The Power of Data in Digital Transformation:
Digital transformation isn't a mere trend—it's the pathway to the future. It's about harnessing and maximizing the value of data, which could reshape traditional businesses into entirely new entities. Recognizing this potential, Wanglai pinpointed data as their weapon of distinction against competitors.
They already had a trove of data from their app and online orders—delivery routes, customer orders, member details, etc. Yet, this data had been manually collected, presenting challenges such as inaccuracy, limited types, low volume, lack of dimensionality, and isolation.
Digital Transformation Steps with JarviX:
Setting Business Goals:
The value chain is lengthy for most businesses—from R&D and supply chain management to marketing and logistics. To effectively digitize, companies must pinpoint the most impactful area of the business value chain. For Wanglai, it wasn't the manufacturing of gas, but rather, the highly variable and unpredictable delivery process. Their goal was to maximize delivery efficiency.

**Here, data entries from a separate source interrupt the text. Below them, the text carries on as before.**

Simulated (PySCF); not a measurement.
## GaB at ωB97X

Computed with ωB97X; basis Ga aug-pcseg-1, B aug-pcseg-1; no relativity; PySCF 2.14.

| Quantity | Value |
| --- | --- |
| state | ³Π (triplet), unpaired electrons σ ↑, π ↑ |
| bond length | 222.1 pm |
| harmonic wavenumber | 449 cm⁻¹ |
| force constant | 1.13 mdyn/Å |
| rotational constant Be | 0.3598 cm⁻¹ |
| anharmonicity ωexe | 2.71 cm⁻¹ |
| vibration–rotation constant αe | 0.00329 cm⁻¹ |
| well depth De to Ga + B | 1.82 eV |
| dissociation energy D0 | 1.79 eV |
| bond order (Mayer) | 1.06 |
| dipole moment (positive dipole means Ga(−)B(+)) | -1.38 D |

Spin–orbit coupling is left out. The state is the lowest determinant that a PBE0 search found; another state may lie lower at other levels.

Wanglai's first step with JarviX was the creation of a control room. They aggregated data scattered across different systems—like delivery numbers, sales amounts, customer service reports, and online orders—into a single dashboard, often referred to as a data cockpit. With JarviX's platform, they could also obtain insights by simply asking questions like "What's the monthly forecast for inventory costs?" or "How much revenue did we generate this week?"
New data points like idle time, travel time, and distance traveled were incorporated to further refine their delivery process. This data was then formatted for machine learning models and underwent feature engineering.
Modeling & Solution Finding:
With a grasp on their delivery data, JarviX's AI began optimizing and creating a delivery simulator. This simulator could quickly develop a viable model and run millions of simulations to determine optimal vehicle numbers, routes, and delivery counts—direct factors impacting KPIs. Additionally, JarviX incorporated gas inventory monitoring. Whenever a customer ordered gas, the simulator would analyze nearby households for potential gas needs, optimizing delivery routes for proactive delivery.
The outcome? After optimizing for a period, Wanglai astonishingly reduced their delivery cost from $80 to just $30 per cylinder.